The Student News Site of San Francisco State University

Golden Gate Xpress

First Day of Ramadan for San Francisco State University Muslim community

SFSU students talk about their experiences with Ramadan on campus
Kiren Kaur
An illustration of the moon marking the start of Ramadan with a mosque in the background. Ramadan Mubarak means “Blessed Ramadan” in Arabic. (Kiren Kaur/Golden Gate Xpress)

San Francisco State University’s Muslim community embarked on its Ramadan fasting journey as the morning of March 11 dawned, marking the start of a sacred tradition. 

Students around campus began the month-long process of fasting and worship to connect to Islam. The holiday is expected to end on April 9 with the celebration of Eid al-Fitr, the festival that signifies the end of Ramadan. 

Maria Anjum, a third-year student at SFSU, reflected on the importance of observing Ramadan as a university student and on looking toward the future. 

“You set goals before coming into Ramadan,” Anjum said. “Ramadan is not just about fasting, but it’s about fasting for your entire body —  your eyes, your hands, everything of that nature, of your mouth; making sure what you’re saying is nice and appropriate.” 
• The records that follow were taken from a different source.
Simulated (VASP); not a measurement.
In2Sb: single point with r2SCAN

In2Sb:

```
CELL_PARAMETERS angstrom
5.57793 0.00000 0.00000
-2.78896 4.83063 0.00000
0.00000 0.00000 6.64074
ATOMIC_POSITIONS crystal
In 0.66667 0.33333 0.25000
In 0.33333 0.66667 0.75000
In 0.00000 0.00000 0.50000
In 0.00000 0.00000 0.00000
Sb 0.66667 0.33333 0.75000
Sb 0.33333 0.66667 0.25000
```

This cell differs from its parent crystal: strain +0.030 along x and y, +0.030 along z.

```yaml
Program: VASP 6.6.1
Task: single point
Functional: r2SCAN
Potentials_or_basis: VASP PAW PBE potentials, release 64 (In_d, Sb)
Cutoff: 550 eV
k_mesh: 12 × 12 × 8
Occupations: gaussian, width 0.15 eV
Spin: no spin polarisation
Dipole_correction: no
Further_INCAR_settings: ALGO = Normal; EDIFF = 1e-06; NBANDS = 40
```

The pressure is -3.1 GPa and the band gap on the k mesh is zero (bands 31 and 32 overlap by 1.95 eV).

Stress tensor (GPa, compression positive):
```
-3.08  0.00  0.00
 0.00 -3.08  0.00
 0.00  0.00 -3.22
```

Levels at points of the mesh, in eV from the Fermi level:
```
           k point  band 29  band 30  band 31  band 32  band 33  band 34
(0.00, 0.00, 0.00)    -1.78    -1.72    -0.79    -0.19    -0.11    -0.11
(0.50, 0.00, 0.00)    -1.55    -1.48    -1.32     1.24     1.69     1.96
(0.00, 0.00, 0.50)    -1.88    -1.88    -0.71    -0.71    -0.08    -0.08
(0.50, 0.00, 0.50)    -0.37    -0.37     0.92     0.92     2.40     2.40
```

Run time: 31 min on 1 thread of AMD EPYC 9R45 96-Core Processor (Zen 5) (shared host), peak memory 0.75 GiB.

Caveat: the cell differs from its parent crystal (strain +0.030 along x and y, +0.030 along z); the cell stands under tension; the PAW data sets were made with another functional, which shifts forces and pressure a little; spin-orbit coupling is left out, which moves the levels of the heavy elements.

Anjum acknowledged that she takes certain things for granted and said she wants to release that mindset to utilize her mind in a better manner.

“Ramadan is a lot about reflecting on where else we can use our time,” Anjum said. “We think about those less fortunate than us and people that have to, basically, fast involuntarily every day just because they don’t have the resources to eat food.” 

During Ramadan, Anas Farhan, a third-year student at SFSU, finds solace in connecting with his Yemeni heritage. He said he uses this time to strengthen familial bonds and embrace his cultural roots. 

While living in America, Farhan acknowledged the struggles of the Yemen civil war and used the fasting period to reflect on the challenges the Yemeni people are facing due to starvation. 

“12 kids die a day from food hunger, so it’s something that we feel for them and [makes us] connect to them,” Farhan said. 

Farhan expressed gratitude for knowing that his relatives are well taken care of, despite knowing that others around them do not have the same blessing.

“I do have family down there, so luckily they are able to get food,” Farhan said. “I know their neighbors next door don’t really have something to eat, and that makes me really sad.” 

Some students at SFSU feel that the campus could make improvements to better accommodate the Muslim students who are observing their fasts. 

Nadir Ali, the event coordinator for the Muslim Student Association, believes the school should be more concerned about the students’ health when they need to moderate their fasting. 

“I have classes during the time we break our fast, and it’s kind of inconvenient,” Ali said. “I’ve been fasting all day, and I have to wait however much time for my class to end for me to eat.”  

Ali believes better time management would benefit students who seek to eat immediately after their fasting time ends.

“If I’ve been fasting all day, they should give a grace period for students to eat a date, drink some water; maybe get a couple of bites in of their meal, and then they can go back to class,” Ali said. 

SFSU MSA plans to host three Iftar events in the coming weeks at the UClub in the Cesar Chavez Student Center for students who reside on campus and those still on campus wanting to break their fast. 

Sarah Al-Haggagi, a fourth-year student at SFSU, supports the MSA’s decision because it provides meals for many students who are looking to eat healthy and filling meals that meet their nutritional needs. 

“There are a lot of people that don’t live with their families out here,” Al-Haggagi said. “It’s just so much easier for them to have a home-cooked meal, or a good meal, a decent meal.” 

While MSA does have funding to host the three Iftar events, Anjum believes funds could be allocated to accommodate and host more Iftar nights for Muslim students. 

“There’s definitely students on campus struggling to find food and to really fulfill all of their meals,” Anjum said. “If the campus was able to host Iftars for all the nights during Ramadan, it would make everything a lot easier.”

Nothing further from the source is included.